But. Taking a breather right now I realize there are some things that I have come to know as Truth. Ideas that became experiments that became facts, forged in the fire of doing the thing and solidified in the forensics. These are chunks of bedrock that I believe we need to be open and loud about, that we need to share with each other so that we can strengthen our bonds as an industry, and as a community.

The Open Up and Let Them In concept – propounded in a post from early June – is one of those big chunks. Simply stated, it’s a shift in the indie theatrical model from putting up little basement-theatre versions of what the big proscenium-arched houses present – with little card table box offices and little Fisher Price mini-bars and redundant ushers – and instead embracing the opportunities presented us by our size and form – namely accessibility to the artists so that we can celebrate and debate the work together. Doing away with the curtain, as it were, instead of merely lifting it at 8:00. Fearing not the judgment of the punters but rather welcoming them as one half of the equation that makes up the performance. Face to face. Creating an experience that is unique unto itself, as similar to civic theatre as it is to Opera or a hockey game.

This idea has traction. Ottawa theatreist Kris Joseph recently writes:

…I am now more convinced than ever that theatre can and must distinguish itself from film, TV, and new media by being completely porous to its audience.

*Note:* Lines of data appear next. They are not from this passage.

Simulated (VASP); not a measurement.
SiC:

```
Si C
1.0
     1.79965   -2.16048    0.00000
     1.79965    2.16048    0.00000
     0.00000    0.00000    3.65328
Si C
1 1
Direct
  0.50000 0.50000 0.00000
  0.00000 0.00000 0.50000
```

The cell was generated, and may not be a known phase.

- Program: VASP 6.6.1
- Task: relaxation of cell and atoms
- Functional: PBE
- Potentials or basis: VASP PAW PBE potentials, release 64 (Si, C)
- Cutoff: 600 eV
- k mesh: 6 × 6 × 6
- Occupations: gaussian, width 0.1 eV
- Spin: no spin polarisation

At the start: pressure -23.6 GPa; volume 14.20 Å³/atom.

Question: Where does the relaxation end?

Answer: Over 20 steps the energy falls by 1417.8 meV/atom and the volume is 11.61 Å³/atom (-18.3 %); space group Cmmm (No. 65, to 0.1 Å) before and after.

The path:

We owe it to audiences to share what we have learned through our practice; this is not an ‘education’ function but a core function.  We owe it to audiences to provide them with art that they want to see and that is relevant to them; this is not a ’subscription renewal’ or ‘programming’ function, but a core function.

See, inside the heart of all the discussion about why theatre is dying lies a rhythmic beat of “it’s not relevant.  It’s not relevant. It’s not relevant.”  We can all hear it, but the response to the drum-beat is generally wrong-headed because it revolves around a revival through increased ticket sales.  No: we need to revolve it around the body that owns the hand that’s banging the drum.

If this integration of art and audience can be achieved, the life-blood of the theatrical form and, yes, even the ‘funding’, will follow.

We can do this. Easily. It’s already so close to what we do already that to avoid it seems quite silly, actually. The magic of small-house theatre is in its connectivity, not its separation. Allow the audiences the ownership they crave and you will never get rid of them.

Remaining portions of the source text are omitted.